Portugese police stepped up their investigations into the disappearance of Maddie McCann this morning, in particular their continued focus on Kate McCann, by officially declaring her a ‘haguido’, requesting permission to search her body for superflous nipples, signs of fornication with the great beast and finally to have her burnt at the stake for being blatantly more intelligent than the half-witted, strategically-shaved primates that are supposed to be leading the search for her missing child.
Blather dispatched its finest man, (fives-times blogger of year runner-up) the redoubtable Filthy Hack, to the resort of Praia da Luz in Portugal this morning, to speak to Chief Commisioner Luiz Felipe Incompotentio [pictured]. ‘Clearly, it is obvious to us at this point,’ he stated ‘that having exhausted all avenues of investigation in this case, that the only logical explanation for Maddie’s disappearance, is to make a wild stab in the dark and insist, in the face of all rational reason and the testimony of seven of the McCann’s friends, that her own mother was responsible for her death’ he declared. We now print the rest of this exclusive transcript here.
Filthy Hack: Can you talk us through the particulars of what happened that night?
Incompotentio: Well, we believe that some time before eight p.m. that evening, Mrs. McCann commited an act which led to her daughters’ death. She and her husband then calmly hid the body, went to dinner with seven friends, laughed the entire way through, sent two friends to the apartment to make sure that it looked like they were still concerned, came home at ten p.m. and then called the police to report their daughter missing. Sometime in the following weeks, under the 24-hour glare of the media, at a time when they couldn’t go to the bathroom for photograhers and camera crews…
Filthy Hack: Ya ha…
Incompotentio: … they took the remains of their daughter (after several weeks storage in the mid-summer heat) in a rental car to an unknown location, without being seen by anyone, and then buried her remains in a location known to no human being. Clearly, the only explanation is that Kate McCann is in league with Satan.

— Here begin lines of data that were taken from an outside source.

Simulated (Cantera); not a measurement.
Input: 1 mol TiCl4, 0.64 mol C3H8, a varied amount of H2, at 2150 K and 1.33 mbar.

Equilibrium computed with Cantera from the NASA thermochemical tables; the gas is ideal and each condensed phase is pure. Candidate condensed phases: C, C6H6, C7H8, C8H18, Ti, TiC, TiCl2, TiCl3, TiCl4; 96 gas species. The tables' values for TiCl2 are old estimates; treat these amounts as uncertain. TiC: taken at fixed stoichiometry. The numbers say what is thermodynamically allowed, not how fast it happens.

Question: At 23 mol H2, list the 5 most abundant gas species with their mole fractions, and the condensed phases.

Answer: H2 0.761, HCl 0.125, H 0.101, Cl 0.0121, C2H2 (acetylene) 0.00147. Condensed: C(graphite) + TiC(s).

Filthy Hack: I see. And what say you to the allegations that your latest theory is a desperate ruse to draw attention away from the fact that you are a useless, bungling fucknut in charge of a team of knuckle-dragging retards who couldn’t find a prostitute in a Roman brothel, and that you have, in point of fact, made a total fucking arse of the investigation from start to finish?
Incompotentio: Well, I.. uhm… well, that is to say…
Filthy Hack: Ya ha. Perhaps some particulars would help. For example, there’s the small issue of you allowing the crime scene to be trampled on by an unknown number of randoms in the 24 hours after Maddie disappeared.
Filthy Hack: Whilst you’re thinking of an answer to that one, perhaps you can explain how the apartment was then rented out to other holiday makers when it should have been sealed and minutely scrutinised for evidence? Oh and while we’re on the issue, maybe you can let us know how it took you three months, that’s three months, to allow a proper sniffer dog team into the apartment?
Incompotentio: Well, you see tourism is a vital…
Filthy Hack: Yes, tourism. Perhaps you’d also like to explain how it is that you failed to bombard every train station, airport and shipping terminal with Maddie’s photo within three hours (when she was probably still within walking distance of the apartment) and how you failed to get her photo on every TV screen in the country that evening – as is now customary in the UK and USA?
Incompotentio: Well, the thing is…
Filthy Hack: Yes?
Incompotentio: Well, I mean obviously….
Filthy Hack: Hmm?
Incompotentio: Well, clearly she’s a witch.